Introverts are often stereotyped as quiet, reserved individuals who are excellent listeners. While this may be true for some introverts some of the time, not all introverts are great listeners.
I am indeed an introvert and can come across as a good listener, as I may not say a lot or be economical with my words when I do. But I have had to work on improving my listening, because while I may look like I’m listening, I may:
- be thinking about what to say next
- be finding solutions to the problems that others are sharing
- be worried about how I’m going to say what I’m about to say
- be anxious about what others might think of me or if I said something they disagree with
- be lost in my own thoughts about whatever is being discussed or something else entirely!
While Quietly Powerful Leaders I interviewed shared with me that listening was a critical leadership strength for them, some did tell me that they had to work on it, like I did.
Introversion and listening skills are not necessarily correlated. Here are 5 reasons why not all introverts are great listeners all the time:
- Too absorbed in their own thoughts. While introverts are often characterised as being more introspective and thoughtful than extroverts, these qualities do not necessarily translate into strong listening if they are too focused on their own thoughts and internal dialogue. While introverts may appear to be quiet and attentive, they may actually be lost in their own thoughts and not fully present in the conversation. Or, they may be overly attached to their own ideas. This can result in them missing important details or failing to fully understand the other person’s perspective. In this sense, introversion can actually be a hindrance to effective listening.
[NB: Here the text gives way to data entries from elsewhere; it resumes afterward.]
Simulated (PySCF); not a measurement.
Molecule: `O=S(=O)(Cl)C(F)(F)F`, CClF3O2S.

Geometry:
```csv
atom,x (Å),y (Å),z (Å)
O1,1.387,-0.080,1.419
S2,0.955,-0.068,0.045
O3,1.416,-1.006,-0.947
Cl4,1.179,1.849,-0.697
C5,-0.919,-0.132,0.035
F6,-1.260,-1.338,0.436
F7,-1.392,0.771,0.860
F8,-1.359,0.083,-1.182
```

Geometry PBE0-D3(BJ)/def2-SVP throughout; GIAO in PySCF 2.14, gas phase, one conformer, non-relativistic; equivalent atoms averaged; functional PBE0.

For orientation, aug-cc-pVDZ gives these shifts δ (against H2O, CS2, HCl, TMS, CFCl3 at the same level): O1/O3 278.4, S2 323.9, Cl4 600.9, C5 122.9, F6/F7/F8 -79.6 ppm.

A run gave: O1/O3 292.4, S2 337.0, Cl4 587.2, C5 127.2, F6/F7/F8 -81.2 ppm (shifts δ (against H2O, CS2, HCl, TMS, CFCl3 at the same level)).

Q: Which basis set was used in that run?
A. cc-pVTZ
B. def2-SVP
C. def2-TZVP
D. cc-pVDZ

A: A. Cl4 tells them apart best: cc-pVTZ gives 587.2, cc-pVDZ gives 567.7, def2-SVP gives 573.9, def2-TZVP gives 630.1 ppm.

- Social discomfort. While introverts may enjoy quiet and solitude, they still need social interaction and connection. However, social situations can be stressful and overwhelming for some introverts, particularly in larger, noisier groups, which can make it difficult for them to fully engage in conversations. This can lead to them withdrawing, appearing distant or uninterested in what others are saying.
- Pressure to perform. Some introverts may feel the pressure perform as they have been told to speak up more or believe they need to. This pressure is amplified when introverts are worried that they may be put on the spot. It causes stress, increases cortisol, the stress hormones in the body, which reduces the capacity to use the thinking part of our brain. The mind is more focused on worrying about what to say next and gets in the way of being present and attentive to what is happening.
- Preference for deeper conversations. Introverts tend to enjoy discussions that are focused on ideas and concepts, rather than small talk or superficial topics. As a result, they may tune out in conversations that they do not find engaging or intellectually stimulating. This can result in them being perceived as disinterested or aloof, even though they are great listeners in another context.
- Missing skills. While introverts may be more inclined to listen than extroverts, this does not mean that they automatically possess excellent listening skills. Being a good listener requires active engagement and an openness to receiving what others are saying. These skills are developed and are not unique to introverts, as extroverts can also possess them. In order to be a good listener, we need to actively engage in the conversation, ask questions, be curious, show genuine interest in what the other person is saying, and be open to different perspectives, especially when we disagree with someone.
- Being a good listener requires skill, courage and awareness and is a skill that needs to be developed and practiced, regardless of whether you are an introvert, an extrovert or anywhere in between.
If you are an introvert, though, you are doing yourself a disservice by not developing and excelling in this quiet superpower of listening.
Being quieter can be an advantage as you create space for others to speak, are less likely to interrupt and more likely to think about what people have shared. But if you’re not listening well because you are not fully present, you’re wasting this advantage. This is why I work with quiet professionals to grow their inner strength and presence to become Quietly Powerful, not just be quiet.
When you develop yourself on the inside to be more aware and manage your thinking and emotional state, when you are more comfortable within yourself, you can be fully present and be an excellent listener. Only then can you use your quiet nature as your leadership strength.
As an introvert, are you aware of times when you are not present enough to listen well? Do you know how to manage your mental and emotional states to become a great listener?